By Dmitry Komarov
Being equally matched on the first day of the event, the European team’s Vladimir Samsonov and Alexey Smirnov battled Gao Ning, Xu Xin and Tang Peng as worthy rivals. However, on the second day of the competition, the squad suffered an overwhelming defeat by Asia — 7:3 (the fifth by the Asian team since the tournament began).
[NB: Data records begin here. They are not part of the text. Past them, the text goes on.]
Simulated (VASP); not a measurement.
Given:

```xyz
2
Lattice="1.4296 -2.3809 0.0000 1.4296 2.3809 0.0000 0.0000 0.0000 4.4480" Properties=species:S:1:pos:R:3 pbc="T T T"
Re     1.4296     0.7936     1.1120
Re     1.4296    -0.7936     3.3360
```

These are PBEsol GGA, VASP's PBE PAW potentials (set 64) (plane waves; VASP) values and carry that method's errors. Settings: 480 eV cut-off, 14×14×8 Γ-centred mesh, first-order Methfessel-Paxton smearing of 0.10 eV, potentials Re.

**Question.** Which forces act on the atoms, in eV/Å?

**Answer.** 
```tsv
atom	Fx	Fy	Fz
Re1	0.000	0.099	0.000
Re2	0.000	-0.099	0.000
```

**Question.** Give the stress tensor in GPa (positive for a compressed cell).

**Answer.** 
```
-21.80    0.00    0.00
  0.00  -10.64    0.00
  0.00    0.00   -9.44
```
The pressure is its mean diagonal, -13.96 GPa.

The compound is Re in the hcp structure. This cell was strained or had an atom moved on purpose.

“European table tennis is currently experiencing a crisis,” notes the head coach of the European team, the tournament’s director, Alexander Petkevich, while commenting on the forced substitutions of Timo Boll and Werner Schlager. “This crisis has lasted for a decade already. Samsonov is 35, Smirnov is 34, Schlager is 37 and Maze is over 30. However, they continue to outplay younger men. The club system is to blame. Experienced athletes are holding onto every opportunity to earn money, hampering youngsters from revealing their true potential.” Despite the ‘one country — one player’ rule, the Asian team comprised four Chinese members, although they performed under different flags. Summing up the results of Minsk’s forum, the President of the European Table Tennis Federation, Stefano Bozi, noted that he views the matches as an opportunity to enhance the popularity of table tennis in Europe and its level of play.
The best player of the European team was Alexey Smirnov (Russia) while Xu Xin of China was recognised best on the Asian team. The prize fund at the Minsk event was 85,000 Euros, with the winning team awarded two thirds of the sum. The next European stage between the East and the West is to take place in Paris, with the Asian stage being hosted by Beijing, as is traditional.